Qualitative data collection has the potential to cause issues, such as interviewer bias and misguided questions. Since qualitative data collection methods include focus groups, interviews, and observations, the information can be difficult to interpret. Some degree of training is important for data collectors as well as participants. Case studies, personal documents and interviewing highly-specialized individuals can be additional ways to gather qualitative data.
One of the primary concerns with qualitative data collection is the inability of the collector to remain unbiased. Even if the collector is just observing a focus group, it can be difficult for him to view the group objectively or from a perspective other than his own. The fact that questions may be open-ended can add to the ambiguity of the data. Participants may also misinterpret the intent of questions or answer them from a slightly skewed understanding.

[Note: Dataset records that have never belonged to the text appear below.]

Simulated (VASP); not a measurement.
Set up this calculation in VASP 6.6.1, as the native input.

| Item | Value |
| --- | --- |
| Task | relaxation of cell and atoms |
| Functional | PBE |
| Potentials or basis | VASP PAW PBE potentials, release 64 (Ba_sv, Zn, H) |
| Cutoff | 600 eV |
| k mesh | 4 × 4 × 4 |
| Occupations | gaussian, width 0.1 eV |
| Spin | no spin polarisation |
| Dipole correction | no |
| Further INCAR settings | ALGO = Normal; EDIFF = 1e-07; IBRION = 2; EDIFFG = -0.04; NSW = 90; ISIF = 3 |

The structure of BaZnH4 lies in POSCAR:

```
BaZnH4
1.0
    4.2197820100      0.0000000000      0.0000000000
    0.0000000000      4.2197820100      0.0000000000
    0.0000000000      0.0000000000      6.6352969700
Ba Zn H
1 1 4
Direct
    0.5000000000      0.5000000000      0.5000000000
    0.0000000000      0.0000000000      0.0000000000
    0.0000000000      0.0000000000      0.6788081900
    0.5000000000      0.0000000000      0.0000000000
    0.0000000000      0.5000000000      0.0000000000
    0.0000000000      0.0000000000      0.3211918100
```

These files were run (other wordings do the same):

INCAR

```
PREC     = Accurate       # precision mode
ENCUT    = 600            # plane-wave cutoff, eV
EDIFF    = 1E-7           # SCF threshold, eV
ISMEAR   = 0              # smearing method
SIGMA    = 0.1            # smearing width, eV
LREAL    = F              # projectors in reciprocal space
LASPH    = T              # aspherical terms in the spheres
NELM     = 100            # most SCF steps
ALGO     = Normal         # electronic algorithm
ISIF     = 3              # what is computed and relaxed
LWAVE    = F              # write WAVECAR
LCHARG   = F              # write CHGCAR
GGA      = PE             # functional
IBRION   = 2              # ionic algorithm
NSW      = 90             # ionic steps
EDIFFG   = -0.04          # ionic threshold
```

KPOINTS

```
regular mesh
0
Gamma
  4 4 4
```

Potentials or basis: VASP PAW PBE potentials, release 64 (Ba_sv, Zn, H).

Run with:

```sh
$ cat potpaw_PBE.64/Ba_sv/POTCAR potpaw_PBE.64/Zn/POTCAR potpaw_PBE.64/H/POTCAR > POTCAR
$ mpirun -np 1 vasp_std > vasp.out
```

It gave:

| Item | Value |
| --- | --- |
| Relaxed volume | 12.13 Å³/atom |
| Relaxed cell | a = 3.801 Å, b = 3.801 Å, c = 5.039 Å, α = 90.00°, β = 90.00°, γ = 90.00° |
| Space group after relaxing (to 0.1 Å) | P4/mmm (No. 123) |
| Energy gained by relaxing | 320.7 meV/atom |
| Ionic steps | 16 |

When asking individuals to participate in surveys, behavioral observations or focus groups, it is important that the participants feel comfortable. Responses have been known to be incomplete or inaccurate when participants feel that there is a possibility of retribution for honesty. Survey respondents should be well informed about the process and understand they are giving their voluntary permission. Many qualitative research studies obtain the signatures of respondents, while informing them of possible video or audio tape recording.
A way to cut down on qualitative data collection errors is to record the responses of survey participants. Sometimes it is helpful to have more than one collector go over the responses to reduce individual bias and interpretation. Questions given to participants should be phrased with wording that is not confusing, leading or overwhelming. Even though the qualitative approach tends to be open-ended and somewhat unstructured, asking specific, universal questions can help ensure more accurate and quantifiable responses.
Interviews should be conducted by those that can maintain a neutral approach and perspective. It may be necessary to train interviewers in how to maintain neutral tactics. Even those who observe participants in a study may need to be trained to simply record the responses as is, without injecting personal opinion. It may be helpful to screen potential interviewers prior to a study for extreme biases.
One of the factors in qualitative data collection is cost. Observational studies and interviews tend to be more expensive than examining case studies or personal documents. At times it is more efficient to gather public records and scour through previously written first-person accounts. The primary advantage is that these types of sources have already been compiled and the only thing needed is interpretation.